Sometimes space invaders are determined to selfishly grant their wants rather than someone else’s needs. A friend whose ex would not stop contacting her after she broke off the relationship, even after she ignored and warned him, got to the point of having to call authorities. Obviously, he had no self-control and zero respect for her needs and boundaries. She probably set these parameters at the very beginning of the relationship, translating his actions into flattery and “love”, instead of listening to her own needs and boundaries. Years after this began, she is finally done with him once and for all but has still had to deal with his stalking.

bound·a·ry
ˈbound(ə)rē
noun
plural noun: boundaries
1.
a line that marks the limits of an area; a dividing line.

A woman I used to be friends with would go out of her way to “help” people with all good intentions, but she does it without their permission and expected things to go her way. For example, she was trying to set her friend up on a blind date with some dude that turned out to be a dud (she invited them to the same party without informing the woman of her intentions). Instead of accepting that her friend had boundaries about dating and being set up with complete strangers without her knowledge, she got upset that she “went out of her way” and didn’t feel appreciated. What she did caused three people unneeded stress – her friend for the embarrassment and invasion of privacy, the dud(e) who was embarrassed after getting his hopes up, and herself because she had expectations for something she had no business sticking her nose into.
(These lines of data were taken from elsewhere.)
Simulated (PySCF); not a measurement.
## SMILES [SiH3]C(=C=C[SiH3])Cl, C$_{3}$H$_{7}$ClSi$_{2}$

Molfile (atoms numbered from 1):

I once had a male friend (I’ll nickname him Orchid Guy) that I no longer speak to cross a boundary during the time I was newly separated from my ex. My plan was to check out the city where he lived, because there was a job coming up that I was applying for, and while I was there he was supposed to show me around. Prior to my arrival, he decided to make an itinerary of my entire trip, which included dinner and a cruise – something that I said hell no to, because I was maybe a month into being newly single and definitely not ready for a romantic evening with an old friend. It weirded me out, and I told him, and not only that – I was going to do my own thing, because I really needed alone time. Around the same time, he insisted on sending a package to me, but I felt uncomfortable about it, because technically, I was still married and living under the same roof as my ex. I told him to just wait until I visit, but Orchid Guy couldn’t control himself. He sent it to my job where I was teaching, which was also invasive, because it was a very small school and no one received personal packages there. The package contained a book that I would never be interested in reading, a lengthy handwritten card that sounded too mushy for what our friendship was, the first season of Game of Thrones, and a witch’s knot pendant (the only thing I kept). I thought what an odd bunch of things to send to me! I had to hide everything, because I didn’t want my ex to see it, and I really didn’t even want it in my house – period.

A few weeks later when I arrived at the B&B in his city, Orchid Guy had sent flowers to my room (mainly orchids). At that point, I flipped the fuck out. I thought it was extremely invasive, because this was a trip I was paying for myself, not to mention the emotional time I was having during my separation, but to have someone put flowers in my room just crossed the line for me. He thought he was making a nice gesture and being a “good guy,” but in reality he was well over all of my boundaries to the point that I didn’t feel the need to hang out with him whatsoever during my trip. I was super angry and felt violated.

Even after explaining to a space invader that they have crossed a line (or many lines), explaining that perhaps right now is not the time to continue a conversation, or explaining that right now we may not be feeling well enough to do what they would like us to do, they continue making excuses and finding ways to invade our space… if that person continues to disrespect your boundaries, it’s time to either set the boundaries or let them go. Space invaders will make us crazy and make us literally ill, because they are life-sucking vampires.

In the game Space Invaders, you get 3 “lives,” but in real life we only get one. However, we do have three choices as to how we handle these people: we can either continue allowing space invaders win and slowly kill us, place the boundaries today, or completely end the relationship by announcing: Game Over.